Fredericton – The Public Service Alliance of Canada, the bargaining agent that represents 25 striking workers at the Fredericton International Airport, will respond in opposition to an application by the FIAA to the Canada Industrial Relations Board. The employer has requested binding arbitration by forcing a single arbitrator to choose between the union and the employer’s package. The union is eager to reach a fair and equitable agreement, which also includes a negotiated Return to Work Protocol. However, it does not believe that can be achieved under the conditions laid out in the request.
“We have moved considerably since mediation began and, frankly, the employer hasn’t really moved at all,” says Christine Collins, Union of Canadian Transportation Employees’ National President. “We are prepared to negotiate in good faith, as long as the employer is willing to do the same and not simply hold to their original position.”
The Union believes that the best collective agreements are those negotiated between the parties and not imposed on the parties by a single arbitrator. The employer is proposing a win-lose situation that can only lead to a more strained work environment. The Union will submit its response to the CIRB within the timeframe required.
“Everyone wants a resolution.” says Collins. “The truth of the matter is that the strike has taken a toll on the airport, on the community and on the workers. ”
This week marks the twelfth week of a strike that has garnered broad support from community, labour and various levels of government. The small local has organized an effective strike and shown resilience on the picket line while respecting the terms of the Essential Services Agreement at the airport.

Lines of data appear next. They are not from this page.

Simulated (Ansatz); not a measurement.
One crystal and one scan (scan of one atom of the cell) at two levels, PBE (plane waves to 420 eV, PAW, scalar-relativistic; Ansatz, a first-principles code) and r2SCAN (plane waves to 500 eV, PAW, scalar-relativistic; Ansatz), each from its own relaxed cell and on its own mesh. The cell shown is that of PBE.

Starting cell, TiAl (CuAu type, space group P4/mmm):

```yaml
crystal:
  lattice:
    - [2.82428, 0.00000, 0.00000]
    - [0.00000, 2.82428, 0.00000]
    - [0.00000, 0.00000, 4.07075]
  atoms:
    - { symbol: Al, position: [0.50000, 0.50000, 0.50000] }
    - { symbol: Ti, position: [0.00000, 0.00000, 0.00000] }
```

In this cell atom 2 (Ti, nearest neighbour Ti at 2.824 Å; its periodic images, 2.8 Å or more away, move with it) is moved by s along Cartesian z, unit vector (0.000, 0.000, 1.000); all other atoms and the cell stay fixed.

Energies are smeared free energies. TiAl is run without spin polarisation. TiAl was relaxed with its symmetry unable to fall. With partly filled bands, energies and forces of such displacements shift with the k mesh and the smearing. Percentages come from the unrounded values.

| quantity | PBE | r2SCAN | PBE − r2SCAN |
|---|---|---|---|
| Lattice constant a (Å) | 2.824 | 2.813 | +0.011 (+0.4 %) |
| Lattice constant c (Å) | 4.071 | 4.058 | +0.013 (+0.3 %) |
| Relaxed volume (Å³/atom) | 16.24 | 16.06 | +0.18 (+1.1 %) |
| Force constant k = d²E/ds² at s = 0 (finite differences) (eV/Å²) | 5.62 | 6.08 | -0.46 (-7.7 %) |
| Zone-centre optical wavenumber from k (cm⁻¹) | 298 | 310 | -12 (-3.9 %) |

This week also marks the end of the third year that this bargaining unit has been without a collective agreement.
The 25 striking workers at Fredericton Airport are proud members of UCTE, a Component of the Public Service Alliance of Canada, a national union with over 180,000 members. They are also proud airport workers who look forward to achieving an agreement and getting back to work in an environment where labour relations can be improved.
Local 60601 members provide operational services, including runway clearing, buildings and equipment upkeep, fire, security and emergency services, as well as administrative and billing services.